Council passes pension bill revision

July 19, 1994|By John Rivera | John Rivera,Sun Staff Writer

The Anne Arundel County Council last night passed a bill that requires appointed and elected officials to reduce their monthly pension benefit if they wish surviving spouses to continue receiving benefits after they die.

Under current provisions of the financially troubled pension fund for appointed and elected officials, surviving spouses continue to receive the full monthly benefit until they die. The change will save the county $1.6 million.

The vote on the pension bill was unanimous.

At a public hearing before the vote, some council members said that by voting for the measure, they right the wrong in a 1989 bill that increased pension benefits. They blame this increase for putting the plan in financial trouble.

At the hearing, County Auditor Joseph H. Novotny complained that the bill takes away a guarantee of pension payments to his survivors should he die. He said that generally pension plans guarantee payments to survivors for 10 years.

Mr. Novotny, who is retiring in December, challenged the calculations made by W. F. Corroon, the county's actuary, that the pension plan is underfunded by $14 million. He said the figure was smaller.

"I'm here to tell you, and I can back it up, that it's $8 million today," he said.

He based his figure on a revised calculation by the actuary who now says the amount of underfunding is $11 million. From the actuary's new figure, Mr. Novotny also subtracts a $2 million payment the county has made to the plan in the current budget, an audit last week that revealed $800,000 worth of errors in calculating some pensions, and interest income of about $400,000.

Rather than blame the 1989 law that increased benefits for appointed officials and lowered the retirement age for all plan participants, Mr. Novotny said the real culprit is the ability of new Anne Arundel officials to transfer service into the plan or buy credit for the years of service they accumulated in previous government employment.

Furthermore, he said, the magnitude of the plan's underfunding is probably overstated because the actuary assumed a very low rate of interest on the investment of the plan's assets. From 1985 until 1994, the investment return on the plan was 10.8 percent, but the county's pension obligation was calculated using an 8 percent investment return.

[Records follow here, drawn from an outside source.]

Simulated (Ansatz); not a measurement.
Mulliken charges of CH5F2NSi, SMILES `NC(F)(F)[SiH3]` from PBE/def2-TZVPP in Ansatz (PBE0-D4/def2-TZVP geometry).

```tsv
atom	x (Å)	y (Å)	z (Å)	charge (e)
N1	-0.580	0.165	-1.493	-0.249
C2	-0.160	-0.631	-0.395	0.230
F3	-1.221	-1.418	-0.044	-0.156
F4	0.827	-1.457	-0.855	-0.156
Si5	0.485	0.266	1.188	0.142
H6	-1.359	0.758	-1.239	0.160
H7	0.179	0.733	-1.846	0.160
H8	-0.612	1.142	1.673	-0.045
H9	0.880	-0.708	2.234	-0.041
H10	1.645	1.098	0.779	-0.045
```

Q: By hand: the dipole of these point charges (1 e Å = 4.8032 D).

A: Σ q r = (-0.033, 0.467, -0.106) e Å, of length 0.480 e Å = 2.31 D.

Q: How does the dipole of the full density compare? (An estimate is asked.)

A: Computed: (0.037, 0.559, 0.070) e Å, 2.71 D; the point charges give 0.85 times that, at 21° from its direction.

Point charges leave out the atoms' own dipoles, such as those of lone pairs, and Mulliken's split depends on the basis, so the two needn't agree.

Using a 9 percent rate of return on the plan's assets, half of the plan's $8 million unfunded liability disappears. Using the 10.8 percent figure, "the entire problem disappears and a surplus is created."

Deborah G. Turner, chairman of the Pension Oversight Commission, urged the council to pass the bill, saying it "may be the County Council's only opportunity to make retroactive corrections to the problems caused by giving appointed and elected officials the generous retirement benefits that have led to a huge underfunding in this plan."

Mr. Novotny's comments were preceded by a statement made by Councilwoman Diane Evans, R-Arnold, one of the bill's sponsors, that certain officials were working to see her bill was defeated.

"I'm quite fearful that this bill won't be passed tonight, that it will be torpedoed," she said.

David G. Boschert, D-Crownsville and the other sponsor of the bill, said he did not regret his 1989 vote in favor of changes in the pension fund because he relied on the advice of the Pension Oversight Commission, the personnel office, the law office and Mr. Novotny's auditor's office.

"The bottom line is we listened to the advice of professionals, and maybe that was our mistake in judgment," he said.